By Dr Oliver Tearle (Loughborough University)
In 1890, Oscar Wilde’s The Picture of Dorian Gray was serialised in Lippincott’s Magazine. The following year, when the novel was published in book form, Wilde added a famous ‘Preface’ which consisted of a series of statements and axioms about literature and art.
Perhaps the most famous of these is Wilde’s assertion, ‘There is no such thing as a moral or an immoral book.’ But what is the meaning of such a declaration, and how does it relate to the novel to which it is attached?
Wilde’s novel was commissioned by J. M. Stoddart, the editor of Lippincott’s Monthly Magazine, when he had dinner with both Wilde and Sir Arthur Conan Doyle, the creator of Sherlock Holmes, in 1889. That evening, he commissioned Wilde to write Dorian Gray and Conan Doyle to write The Sign of the Four, the second Sherlock Holmes novel, for his magazine: not a bad night’s work.
The Picture of Dorian Gray has been analysed as an example of the Gothic horror novel, as a variation on the theme of the ‘double’, and as a narrative embodying some of the key aspects of late nineteenth-century aestheticism and decadence. Wilde’s novel is a fusion of these various elements, among others (of which more shortly).
To find the novel’s value as a book of the aesthetic movement, we need look no further than Wilde’s preface, in which he states, for instance, that ‘there is no such thing as a moral or immoral book’ (what matters is whether the book is written well or not) and ‘all art is quite useless’ (art shouldn’t change the world: art exists as, and for, itself, and no more). But the first of these is what interests us here:
Those who find beautiful meanings in beautiful things are the cultivated. For these there is hope. They are the elect to whom beautiful things mean only Beauty.
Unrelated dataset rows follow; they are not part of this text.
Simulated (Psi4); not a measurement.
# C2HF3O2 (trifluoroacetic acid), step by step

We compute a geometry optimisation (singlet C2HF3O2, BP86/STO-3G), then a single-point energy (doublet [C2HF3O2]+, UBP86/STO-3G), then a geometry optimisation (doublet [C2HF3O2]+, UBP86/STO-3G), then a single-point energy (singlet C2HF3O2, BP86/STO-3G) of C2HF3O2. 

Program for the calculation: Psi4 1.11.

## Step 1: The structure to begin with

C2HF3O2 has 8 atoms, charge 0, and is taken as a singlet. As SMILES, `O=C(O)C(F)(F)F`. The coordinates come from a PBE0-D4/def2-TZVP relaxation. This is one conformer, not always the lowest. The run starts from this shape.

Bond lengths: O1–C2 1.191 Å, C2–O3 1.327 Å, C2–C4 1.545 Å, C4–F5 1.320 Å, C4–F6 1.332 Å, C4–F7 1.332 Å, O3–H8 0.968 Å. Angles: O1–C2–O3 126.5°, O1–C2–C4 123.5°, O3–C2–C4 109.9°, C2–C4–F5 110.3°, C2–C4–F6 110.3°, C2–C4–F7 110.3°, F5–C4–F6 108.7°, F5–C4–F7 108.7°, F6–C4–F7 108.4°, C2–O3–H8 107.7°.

There is no such thing as a moral or an immoral book. Books are well written, or badly written. That is all.
The aesthetic movement – founded on the idea of ‘art for art’s sake’, which explains why Wilde was perfectly happy to describe art as ‘useless’ or lacking in a utilitarian purpose – deals in artistic merit, not in moral goodness. Such a declaration represents a departure from the attitude of high Victorian novelists such as Dickens, George Eliot, and Elizabeth Gaskell. One can’t imagine Dickens professing that his work didn’t contain a moral aspect.
But by the late nineteenth century, there was a reaction against the notion that literature’s role was to provide moral instruction. In children’s literature, we need only think of how Lewis Carroll’s two Alice books (1865 and 1871) stood out from other novels for children published at that time, because Carroll’s fiction didn’t offer any moral lesson.
So, Wilde was taking a stand against much earlier Victorian fiction in declaring, ‘There is no such thing as a moral or an immoral book.’ However, this is all curious because The Picture of Dorian Gray clearly is a moral book.
In fact, it’s a moral fable, which means it’s designed not only to have a moral at its core but to promote and teach that moral to its readers. The novel is, as I’ve remarked elsewhere in my discussion of Wilde’s novel, a modern take on the old Faust story (the German figure Faust sold his soul to the devil, via Mephistopheles).
And with its depictions of late Victorian sin and vice, Dorian Gray may also remind readers of another work of fiction published just four years earlier: Robert Louis Stevenson’s Strange Case of Dr Jekyll and Mr Hyde, which is another clear example of the late Victorian moral fable dressed up in the Gothic novel form.
And the moral message of The Picture of Dorian Gray couldn’t be clearer. Dorian’s life is destroyed by his commitment to a life of pleasure, even though it entails the destruction of other lives – most notably, Sibyl Vane’s.
Far from being a book that would be denounced from the pulpits by Anglican clergymen for being ‘immoral’, The Picture of Dorian Gray could make for a pretty good moral sermon in itself, albeit one that’s more witty and entertaining than most sermons. It teaches us that putting beauty and one’s own pleasures ahead of everything else will end in ruin and tragedy.